Now we have a lot of information:

  1. political ideology - the medium ideology was a 2 which is liberal while the mean ideology was a ~3 which is slightly liberal. Using the stat.desc() means we also know the standard deviation is 1.64 and the 95% confidence interval of the mean is 3.03 ± .24.
  2. religiosity - the median is 2 while the mean is ~2 which is occasionally attending religious services. The standard deviation is .98 and the 95% confidence interval of the mean is 2 ± .25.
  3. high school GPA - the median GPA was a 3.35 while the mean was 3.31; the maximum GPA was a 4.0 and the minimum was a 2.0.
  4. hours watching TV - the median hours watched was 6 hours and the mean was 7.27 hours. The minimum hours watched was 0 while the maximum was 37 hours.
# plot the relationship between religiosity and political ideology - scatterplot
ggplot(data = student.survey, aes(x = re_num, y = pi_num)) +
  geom_point(color = "#5C62D6") +
  labs(x = "Religiosity (frequency of attending services)", y = "Political Ideology") +
  theme(panel.background = element_rect(fill = "#F6F9FC"), 
        axis.text.x = element_text(family = "Avenir", color = "#192733", size=8),
        axis.text.y = element_text(family = "Avenir", color = "#192733", size=8),
        axis.title.y = element_text(family = "Avenir", color = "#192733", size=11),
        axis.title.x = element_text(family = "Avenir", color = "#192733", size=11))

Based on this it looks like there is weak evidence of a correlation between religiosity (as measured by attendence) and political ideology from this graph. Slightly conservative, moderate, slightly liberal and liberal respondents vary from never, occasionally, most weeks, and every week service attendance. However, we do see that on either end (very liberal and conservative/very conservative) there is some relationship between ideology and religiosity.
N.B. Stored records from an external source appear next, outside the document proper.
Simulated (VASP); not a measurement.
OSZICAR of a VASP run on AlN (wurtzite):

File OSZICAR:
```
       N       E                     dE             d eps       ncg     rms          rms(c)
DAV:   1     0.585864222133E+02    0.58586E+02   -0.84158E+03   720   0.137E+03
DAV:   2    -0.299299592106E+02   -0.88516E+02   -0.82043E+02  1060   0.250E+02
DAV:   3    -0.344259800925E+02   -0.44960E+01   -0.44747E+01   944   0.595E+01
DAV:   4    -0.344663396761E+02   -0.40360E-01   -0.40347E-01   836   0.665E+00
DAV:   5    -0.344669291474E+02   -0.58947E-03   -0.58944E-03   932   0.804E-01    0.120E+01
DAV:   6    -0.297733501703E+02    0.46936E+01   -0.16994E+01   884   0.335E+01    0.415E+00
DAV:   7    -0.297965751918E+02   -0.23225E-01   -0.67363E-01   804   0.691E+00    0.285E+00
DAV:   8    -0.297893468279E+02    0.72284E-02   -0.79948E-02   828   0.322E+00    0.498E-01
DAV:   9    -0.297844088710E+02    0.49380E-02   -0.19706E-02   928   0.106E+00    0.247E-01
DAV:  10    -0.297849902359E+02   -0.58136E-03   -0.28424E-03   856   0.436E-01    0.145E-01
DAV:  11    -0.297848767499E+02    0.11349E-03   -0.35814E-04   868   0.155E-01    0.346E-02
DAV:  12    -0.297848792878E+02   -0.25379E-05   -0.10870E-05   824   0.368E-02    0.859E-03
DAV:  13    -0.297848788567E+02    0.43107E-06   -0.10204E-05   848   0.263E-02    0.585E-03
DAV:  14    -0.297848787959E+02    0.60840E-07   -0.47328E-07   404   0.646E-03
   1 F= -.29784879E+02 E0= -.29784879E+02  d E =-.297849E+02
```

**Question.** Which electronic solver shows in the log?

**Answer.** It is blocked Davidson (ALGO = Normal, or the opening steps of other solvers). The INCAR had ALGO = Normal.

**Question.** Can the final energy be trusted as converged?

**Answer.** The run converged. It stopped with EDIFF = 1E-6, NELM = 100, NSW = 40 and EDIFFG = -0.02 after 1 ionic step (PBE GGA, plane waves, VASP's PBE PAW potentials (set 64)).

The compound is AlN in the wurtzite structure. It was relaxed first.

# plot the relationship between HS GPA and hours of TV watched - scatterplot
ggplot(data = student.survey, aes(y = hi, x = tv)) +
  geom_point(color = "#ED2D40") +
  labs(x = "TV watched per week (Avg Hrs.)", y = "High School GPA") +
  theme(panel.background = element_rect(fill = "#F6F9FC"), 
        axis.text.x = element_text(family = "Avenir", color = "#192733", size=8),
        axis.text.y = element_text(family = "Avenir", color = "#192733", size=8),
        axis.title.y = element_text(family = "Avenir", color = "#192733", size=11),
        axis.title.x = element_text(family = "Avenir", color = "#192733", size=11))

This is a repeat of the summary graph above (plot()) but we do glean some interesting information. In general, most students are watching less than 15 hours of TV on average per week. Most respondents to this survey had a GPA of 3.0 or greater. It seems like there is not a strong relationship between the average number of hours of TV watched per week and the student’s GPA.

Finally, I used cor.test() to test the correlation between each of these pairs. HO is that the correlation coefficient = 0, while HA is that the correlation coefficient =/= 0.

# correlation test between political ideology and religiosity using cor.test()

cor.test(student.survey$pi_num, student.survey$re_num)

    Pearson's product-moment correlation

data:  student.survey$pi_num and student.survey$re_num
t = 5.4163, df = 58, p-value = 1.221e-06
alternative hypothesis: true correlation is not equal to 0
95 percent confidence interval:
 0.3818345 0.7265650
sample estimates:
      cor 
0.5795661 

For political ideology and religiosity (how often you attend religious services) there is a p-value of less than the 0.05 significance level. Since the p-value is smaller than 0.05, we can reject the null hypothesis (that there is no relationship). So, we can assume that these two do have a significant relationship to each other. The estimated correlation/correlation coefficient is 0.560 so the correlation shows a modest positive correlation.

# correlation test between GPA and TV using cor.test()

cor.test(student.survey$hi, student.survey$tv)

    Pearson's product-moment correlation

data:  student.survey$hi and student.survey$tv
t = -2.1144, df = 58, p-value = 0.03879
alternative hypothesis: true correlation is not equal to 0
95 percent confidence interval:
 -0.48826914 -0.01457694
sample estimates:
       cor 
-0.2675115 

For the relationship between high school GPA and the average hours of TV watched per week there is a p-value of 0.039 which is less than the 0.05 significance level. Therefore, we can assume that these two do have a significant relationship to each other. Since the p-value is .039 we can reject the null hypothesis. However, the relationship is not as significant as the one we looked at above. Additionally, the estimated correlation is -0.268, so there is a small negative correlation.

Question 6

(Problem 9.50 in SMSS)

For a class of 100 students, the teacher takes the 10 students who perform poorest on the midterm exam and enrolls them in a special tutoring program. The overall class mean is 70 on both the midterm and final, but the mean for the specially tutored students increases from 50 to 60. Use the concept of regression toward the mean to explain why this is not sufficient evidence to imply that the tutoring program was successful. (Here’s a useful hint video: https://www.youtube.com/watch?v=1tSqSMOyNFE)

We don’t have enough evidence (enough data) to imply that the tutoring program was responsible for the increased scores. Regression towards the mean is the idea that if one sample of a random variable is extreme, the next sampling of the same random variable is likely to be closer to its mean and extreme events are likely to be followed by more typical ones. In the example in the question, the group that was selected to receive tutoring was the “extreme” group (performing the lowest on the midterm exam). On the next exam (the final), the average for the class was 70 and the 10 students in the extreme group’s average regressed toward the mean. Therefore, we do not know if the increase was due to the tutoring.